Echelon, a boutique investment bank based in Los Angeles, noted that, as deals usually take nine months to complete, the activity likely reflects deals from 2023 extending into 2024. The deals represented $570 billion in total assets transacted.

Registered investment advisors continued to dominate the buyer population in Echelon’s list, but the deal pool also included private equity firms, broker dealers, asset managers and insurance companies. Many of the retirement plan advisement and wealth management aggregators in the space in recent years have been a similar combination of private equity-backed RIAs and insurance brokers.

Most of the deals (77) were made by strategic acquirers looking to grow their firms in scale and capability, according to Echelon. Just 13 deals were made by financial acquirers looking for returns rather than business “synergies.”

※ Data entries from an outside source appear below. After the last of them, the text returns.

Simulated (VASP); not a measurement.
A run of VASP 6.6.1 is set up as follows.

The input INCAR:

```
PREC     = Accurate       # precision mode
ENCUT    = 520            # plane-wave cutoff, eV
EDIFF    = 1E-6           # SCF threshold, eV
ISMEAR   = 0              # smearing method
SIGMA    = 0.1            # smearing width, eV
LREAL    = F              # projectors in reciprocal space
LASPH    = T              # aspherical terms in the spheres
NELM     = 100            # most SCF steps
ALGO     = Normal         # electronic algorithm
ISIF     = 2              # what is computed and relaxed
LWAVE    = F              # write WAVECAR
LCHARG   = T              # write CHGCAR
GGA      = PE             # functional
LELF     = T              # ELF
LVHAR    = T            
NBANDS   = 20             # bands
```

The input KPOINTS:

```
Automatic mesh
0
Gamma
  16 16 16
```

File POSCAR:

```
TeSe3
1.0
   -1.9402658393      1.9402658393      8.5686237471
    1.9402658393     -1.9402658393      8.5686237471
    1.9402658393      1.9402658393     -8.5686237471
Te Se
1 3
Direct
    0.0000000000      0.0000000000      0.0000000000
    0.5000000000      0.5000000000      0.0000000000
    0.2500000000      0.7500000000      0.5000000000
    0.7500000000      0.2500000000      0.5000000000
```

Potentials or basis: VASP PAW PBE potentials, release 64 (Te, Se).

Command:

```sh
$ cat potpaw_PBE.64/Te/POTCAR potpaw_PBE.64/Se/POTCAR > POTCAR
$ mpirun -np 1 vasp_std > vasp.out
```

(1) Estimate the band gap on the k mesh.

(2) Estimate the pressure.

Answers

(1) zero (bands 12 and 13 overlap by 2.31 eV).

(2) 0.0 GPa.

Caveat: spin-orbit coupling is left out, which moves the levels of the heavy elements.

In Q1, some of the biggest retirement plan related deals came via private equity. That included Lee Equity Partners LLC taking a majority stake in PCS Retirement LLC, a retirement plan recordkeeper, and Lightyear Capital LLC making a strategic investment in Prime Pensions LLC, a retirement plan compliance and administrative services firm. Meanwhile, Mariner Wealth Advisors added retirement plan advisement capabilities with the acquisition of AndCo Consulting, with a reported $104 billion in assets under advisement.

The largest wealth deal in the quarter was made by LPL Financial when it acquired Atria Wealth Solutions’ $100 billion in assets.

Based on this initial flow, the consultancy also forecasts 330 total deals by the end of 2024, up from 321 deals announced in 2023, and at an average asset size of $1.8 billion; that prediction includes a robust Q2.

“Historically, the second quarter tends to exhibit lower deal volume,” the firm wrote. “However, buoyed by the substantial number of deals already in motion, ECHELON foresees a 2Q24 that may rival the performance witnessed in 1Q24.”

Global Market

In a separate report released Thursday, market research firm Technavio noted robust growth in the wealth management sector globally as driven in large part by demand from North America.

Globally, the firm puts the current wealth management market at $635.2 billion, then forecasts a compound annual growth rate of 7.02% from 2022 to 2027, or an increase of $325.6 billion by 2027.

In the report, the researchers cited drivers of that growth to come from a rising number of high-net-worth individuals globally, the introduction of increasingly diverse wealth management services by vendors, and a rising demand for alternative investments along with support from regulators.

The firm did, however, note some headwinds to that growth, which included: pressure on pricing structure of wealth management firms, the growth of financial technology companies as competitors and risks of transactions not working out as intended.

Finally, the firm listed trends to watch in the space including technological advancements in the market, a growing focus on sustainable investing, and a change in demographics creating wealth management opportunities.  

The report considered the wealth management market globally by region, including North America, South America, Europe, Asia Pacific and Middle East and Africa; North America held the largest share of the global market in 2022, according to Technavio, which is based in London.

“The wealth management industry in North America, led by the US and Canada, continues to dominate the global market due to developed economies and high-income levels,” the researchers wrote. “The Asia Pacific market, fueled by rapid urbanization, is a significant growth area, with cyber security technology, transparent pricing tactics, and portfolio management capabilities essential [for success.]”

While technology is playing an increasing role in financial services, including increased use of artificial intelligence, “human advisory continues to add value through financial counselling and wealth management expertise,” the firm wrote. “The future of the wealth management Industry lies in the balance between human and digital solutions.